Standard Life Aberdeen to rebrand as Phoenix Group takes over its historic name

SLA will rebuild around its asset management and platforms businesses

Stephen Bird abrdn
Stephen Bird

|

Standard Life Aberdeen (SLA) has announced the “simplification and extension” of its strategic partnership with Phoenix Group as it sells its historic brand to the life insurer and looks to focus on its asset management and platforms businesses.

The deal extends the terms reached between the two parties in 2018, which saw SLA take a 19.9% stake in Phoenix in return for the sale of its insurance arm for £3.3bn. Under the deal, Phoenix Life outsources the management contract back to SLA which manages around £147bn of Phoenix assets.

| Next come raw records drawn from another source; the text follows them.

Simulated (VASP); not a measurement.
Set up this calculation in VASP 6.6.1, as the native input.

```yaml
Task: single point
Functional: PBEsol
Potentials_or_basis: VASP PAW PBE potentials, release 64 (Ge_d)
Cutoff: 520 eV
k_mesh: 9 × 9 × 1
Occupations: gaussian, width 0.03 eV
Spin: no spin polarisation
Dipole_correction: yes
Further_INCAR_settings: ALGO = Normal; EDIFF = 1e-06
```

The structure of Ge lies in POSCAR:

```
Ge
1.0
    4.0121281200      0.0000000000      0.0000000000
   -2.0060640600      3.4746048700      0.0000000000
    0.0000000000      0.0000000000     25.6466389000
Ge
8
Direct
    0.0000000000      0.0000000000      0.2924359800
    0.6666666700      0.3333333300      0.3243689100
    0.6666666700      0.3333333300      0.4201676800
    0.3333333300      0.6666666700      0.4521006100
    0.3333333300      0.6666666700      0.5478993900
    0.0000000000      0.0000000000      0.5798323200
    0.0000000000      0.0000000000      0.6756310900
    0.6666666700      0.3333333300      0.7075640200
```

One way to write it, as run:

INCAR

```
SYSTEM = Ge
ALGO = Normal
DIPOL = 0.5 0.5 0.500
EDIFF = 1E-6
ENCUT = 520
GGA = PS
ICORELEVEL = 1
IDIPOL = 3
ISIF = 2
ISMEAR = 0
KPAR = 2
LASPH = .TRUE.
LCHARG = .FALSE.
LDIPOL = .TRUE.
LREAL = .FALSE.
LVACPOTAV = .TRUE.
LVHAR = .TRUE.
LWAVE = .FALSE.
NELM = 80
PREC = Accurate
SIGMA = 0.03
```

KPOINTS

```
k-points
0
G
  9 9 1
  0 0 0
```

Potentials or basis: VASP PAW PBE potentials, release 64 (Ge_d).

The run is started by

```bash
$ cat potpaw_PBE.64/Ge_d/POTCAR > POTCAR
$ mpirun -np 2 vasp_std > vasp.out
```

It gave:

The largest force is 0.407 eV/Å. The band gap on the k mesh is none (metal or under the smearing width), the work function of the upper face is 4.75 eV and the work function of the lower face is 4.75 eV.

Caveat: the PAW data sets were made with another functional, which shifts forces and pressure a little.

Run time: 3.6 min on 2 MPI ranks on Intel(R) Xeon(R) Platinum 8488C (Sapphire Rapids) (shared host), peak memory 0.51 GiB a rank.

This partnership has been extended until at least 2031, three years later than the original end date of 2028.

As part of the deal, SLA will pay Phoenix £62.5m for the purchase of the Wrap Sipp onshore bond and TIP businesses which represent £36bn of assets under management. SLA will also pay the the life insurer £32m in return for several colleagues who will be transferred to Phoenix, including SLA’s marketing service.

See also: Future of Standard Life Aberdeen brand called into question by expected Phoenix Group deal

In return, Phoenix will pay SLA a net figure of £34m “to settle legacy matters”.

The deal will see the Standard Life brand handed over to Phoenix. SLA has begun a branding review, the results of which will be announced later this year, it said.

The value of the Standard Life brand has not been disclosed. SLA said it has been “offset against related elements of the deal and therefore is not expected to have a material impact on its financial result”.

‘I’m excited about the work we are doing on our own brand’

Standard Life Aberdeen chief executive Stephen Bird (pictured) described the Standard Life brand as having an “important heritage”.

“In the UK, it has strong recognition as a life insurance and workplace pensions brand. This is closely aligned with Phoenix’s strategy and customer base,” he added. “This is much less the case with the business we are building at Standard Life Aberdeen which is focused on global asset management, our market-leading platforms offerings to UK financial advisers and their customers, and our UK savings and wealth businesses.”

He added: “That’s why I am excited about the work we are doing on our own brand, which we look forward to sharing later this year.”

‘Should lead to greater asset flows to ASI’

Phoenix Group chief executive Andy Briggs said the announcement “recognises the global expertise and excellent service that Aberdeen Standard Investments delivers to Phoenix Group and our customers as our preferred asset management partner.”

He added: “The simplification of the Standard Life brand, sales and marketing will be a key enabler of Phoenix’s growth strategy, which in turn should lead to greater asset flows to ASI.”

SLA’s market value dropped significantly following the merger of the Standard Life and Aberdeen Asset Management brands, from £13.3bn in October 2016 to £7.12bn today, as the company saw net outflows of £58.4bn in 2019.

Aberdeen brand is strong in UK and Asia

AJ Bell head of active portfolios Ryan Hughes said: “The sale of the Standard Life brand makes it clear that the remaining business intends to focus on asset management and its platform businesses, which makes a lot of sense when you consider how the market is evolving.

He added: “We’ll have to wait and see what branding approach ASI adopts for the remaining business but the Aberdeen brand is strong in the UK and Asia, so it would make sense to capitalise on that, rather than adopting a new name that would need significant investment to launch and build awareness.”